Poor communication is the first reason couples broke up.
According to 100 mental health professionals, communication problems are the most common factor that leads to divorce..
None of us would want to see our relationship fail. That’s why it’s better to prevent it. Maybe you get along well with your partner. You have shared values, shared interests and love each other very much.
Sometimes, however, they get on your nerves. You start endless arguments in which you never end up satisfied. You both think you are in the right, yet tension fills the room.
We all know that communication is key to any success. We know that for a relationship to work, we need to talk to each other. We need to express our needs.
But often, it seems that’s not enough. Why?
Did you knew that if you feel that sometimes there’s a wall between you two, maybe it’s because you have two different communication styles, but you’ve never realized it.
Communication is the solvent of all problems, communication skills are the foundation for personal development. — Peter Shepherd
This article will analyze the two main types of communication and how to improve those differences for thriving in your relationship.
The Two Types of Communicator
According to Andrea Donderi’s theory, there are only two main macro groups of communicators that we all fall into.
I first read about this concept on Reddit, and it was truly eye-opening for my relationship. Talking about it with my boyfriend, we realized that all our discussions started from misunderstandings based on these patterns.
I tend to be very direct, he’s more subtle, and I’m not particularly good at picking up on his cues.
For example, if I work for long hours, I ask him to make me something quick to eat. He never asks me anything, but sometimes when he’s the one who comes home late and doesn’t find anything ready, he gets irritated. But he didn’t ask me. How could I know that he wanted something to eat?
This is a classic case of Ask Culture meets Guess Culture.
Keep reading to discover the communication style you fall into.
The Asker and The Guesser
People who are part of the Asker culture usually come from a similar family or culture. If you were raised in a family where you could ask your parents to go to a party or to the movies, knowing that the answer could be yes or no.
Askers are not afraid to ask directly for favors, help, or even a raise.
They believe that there is nothing wrong in simply asking, so they just do it.
People in this category simply state what they would need; they put it out there and are not shocked in front of a rejection.
For example, I’m fully capable of cooking dinner for myself. My request to my boyfriend was not an assumption from my point of view, just a question.
In some families, you grow up with the expectation that it’s OK to ask for anything at all, but you realize you might get no for an answer. This is Ask Culture.
But Guessers have a tough time understanding that the Asker really thinks this way.
If you’re a Guesser, you hear the question as an expectation. When a friend asks if they can sleep at your place for a few days, you don’t hear it as a question that you can decline. You live it as a pretended one.

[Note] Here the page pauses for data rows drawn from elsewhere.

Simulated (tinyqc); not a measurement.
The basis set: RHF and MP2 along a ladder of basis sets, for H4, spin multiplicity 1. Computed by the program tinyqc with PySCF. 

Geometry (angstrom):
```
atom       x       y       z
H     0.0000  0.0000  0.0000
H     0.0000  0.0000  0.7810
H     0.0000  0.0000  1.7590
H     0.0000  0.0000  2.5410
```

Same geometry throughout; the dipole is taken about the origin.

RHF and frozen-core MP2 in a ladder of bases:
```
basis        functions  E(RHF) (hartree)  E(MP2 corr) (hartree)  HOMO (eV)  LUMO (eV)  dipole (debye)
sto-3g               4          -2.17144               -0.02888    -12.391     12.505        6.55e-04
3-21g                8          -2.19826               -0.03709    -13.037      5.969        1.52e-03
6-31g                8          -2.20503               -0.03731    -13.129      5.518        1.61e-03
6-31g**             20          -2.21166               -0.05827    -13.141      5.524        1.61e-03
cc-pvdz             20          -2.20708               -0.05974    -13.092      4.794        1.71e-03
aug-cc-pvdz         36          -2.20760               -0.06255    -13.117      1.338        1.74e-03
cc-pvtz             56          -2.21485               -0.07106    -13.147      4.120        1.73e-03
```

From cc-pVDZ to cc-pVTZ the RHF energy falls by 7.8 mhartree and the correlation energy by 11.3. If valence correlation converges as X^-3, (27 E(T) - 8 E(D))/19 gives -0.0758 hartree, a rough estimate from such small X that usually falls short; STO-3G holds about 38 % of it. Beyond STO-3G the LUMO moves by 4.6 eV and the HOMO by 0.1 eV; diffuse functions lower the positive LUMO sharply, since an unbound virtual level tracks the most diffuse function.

In Guess Culture, you avoid putting a request into words unless you’re pretty sure the answer will be yes. Guess Culture depends on a tight net of shared expectations.
So, what can we do about it? Do we even have a chance of building a strong relationship when such differences arise?
How to Make an Asker-Guesser Relationship Work
When love is strong, we willingly came up with everything in our power to improve the couple’s well-being.
If you are an Asker and your partner isn’t, it will help to be even more evident when you make a request. Expressing verbally that the other person is free to accept or not will make them feel less obliged to you.
Don’t assume that everyone understands that a direct question is always free of expectations. Try to ask things in a more relaxed situation and using a calm tone.
On the other hand, if you are a Guesser and your partner is an Asker, you could practice asking more questions out loud. Starting small, and gaining try after try more confidence.
Maybe you feel neglected and unhappy simply because your partner is not treating you the way you would like. Not all people have the sensitivity of Guessers. Try asking more about the things you would like. A massage, more time together, a picnic! Remember to try to control your emotions when the answer is not what you hoped for.
We can’t divide all of humanity into two categories. That would be reductive compared to all the beautiful nuances of behavior.
Personally, though, after coming across this theory, I found it very funny to make a mental list of my friends and family and understand a lot more about their culture and mental process.
Don’t assume your partner knows about everything you expect in a relationship. Let him know. A relationship should be based on communication, not on assumption.
It’s merely a matter of learning a few terms that are part of each other’s culture. Sometimes, it will seem as hard as learning a different language. The more time spent together, the more the process will be easier and more intuitive.